Liberals champion this worldview by pushing human rights, equality, self-esteem, and that happiness to which we are all so entitled. The wheels of democratic government are greased by the needs of people, and politicians feed their families by bloating the self-esteems of the people who least deserve it. Yet, this same heir of self-importance appears on the right, as well. Neo-nazis and nationalists are usually scowling or brooding, or in short, taking themselves too seriously.

The traditional antidote to this hubris was religion. Say what you will about religion; at the very least it taught us that humans are not the end or purpose of existence. With God above, humans occupy a middle ground. This comes out clearest in the Christian concept of stewardship. We are not the most important beings, but we are guardians of nature and thus given ability and dominion over it. It is, according to the classical Christian, our duty to take care of and preserve what is natural.

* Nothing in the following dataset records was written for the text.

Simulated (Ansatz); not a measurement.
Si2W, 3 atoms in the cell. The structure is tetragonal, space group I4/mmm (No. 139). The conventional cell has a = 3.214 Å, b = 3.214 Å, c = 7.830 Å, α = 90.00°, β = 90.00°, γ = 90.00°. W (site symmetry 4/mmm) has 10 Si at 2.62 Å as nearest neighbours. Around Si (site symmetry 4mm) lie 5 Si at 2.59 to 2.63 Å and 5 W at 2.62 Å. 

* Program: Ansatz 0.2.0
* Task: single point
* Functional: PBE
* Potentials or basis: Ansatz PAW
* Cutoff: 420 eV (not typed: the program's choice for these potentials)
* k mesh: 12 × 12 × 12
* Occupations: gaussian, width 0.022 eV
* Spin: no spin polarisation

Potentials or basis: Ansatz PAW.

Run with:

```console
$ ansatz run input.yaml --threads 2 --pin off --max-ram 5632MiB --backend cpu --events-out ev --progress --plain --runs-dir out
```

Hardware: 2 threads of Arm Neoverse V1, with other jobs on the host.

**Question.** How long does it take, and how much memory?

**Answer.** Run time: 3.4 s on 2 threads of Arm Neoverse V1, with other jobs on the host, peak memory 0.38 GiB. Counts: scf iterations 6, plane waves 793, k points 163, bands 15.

What is truly odd about moderns is that all of the modern ideologies confirm that we, in fact, are not all that important. Evolution shows us that we are merely one more step in the infinite staircase. We are one more species without souls. Astronomy has shown us that our galaxy is one of an infinite many. Even our explorers showed us that our God is not the only god that humans worship, and our system of values, one of many. Some of the most honest men of the last two centuries have concluded from all of this that we are but poor monkeys, and nothing more.

Some people are okay with this newfound monkey status. Many are completely content to live their lives indulging in animal pleasures. No decent government or philosophy would deny them this. The problem arises when these particular humans start taking themselves too seriously?that is, when they start interrupting the stone-cutters and poets, who have dreams and ambitions above food and sex.

Moderation is one of those virtues that one can work a life-time at mastering and never get it right. Moderation does not mean that we relegate all of humanity to the level of monkeys, nor does it mean that we are all gods. Moderation means calling a monkey a monkey and calling that divine spark, rare as it is in humans, divine. It also means allowing for that in-between ground, in which most people naturally fall. Modern society, on the other hand, encourages us all to act like monkeys and consider ourselves gods, while humans (poets and stone-cutters included) are almost nowhere to be found.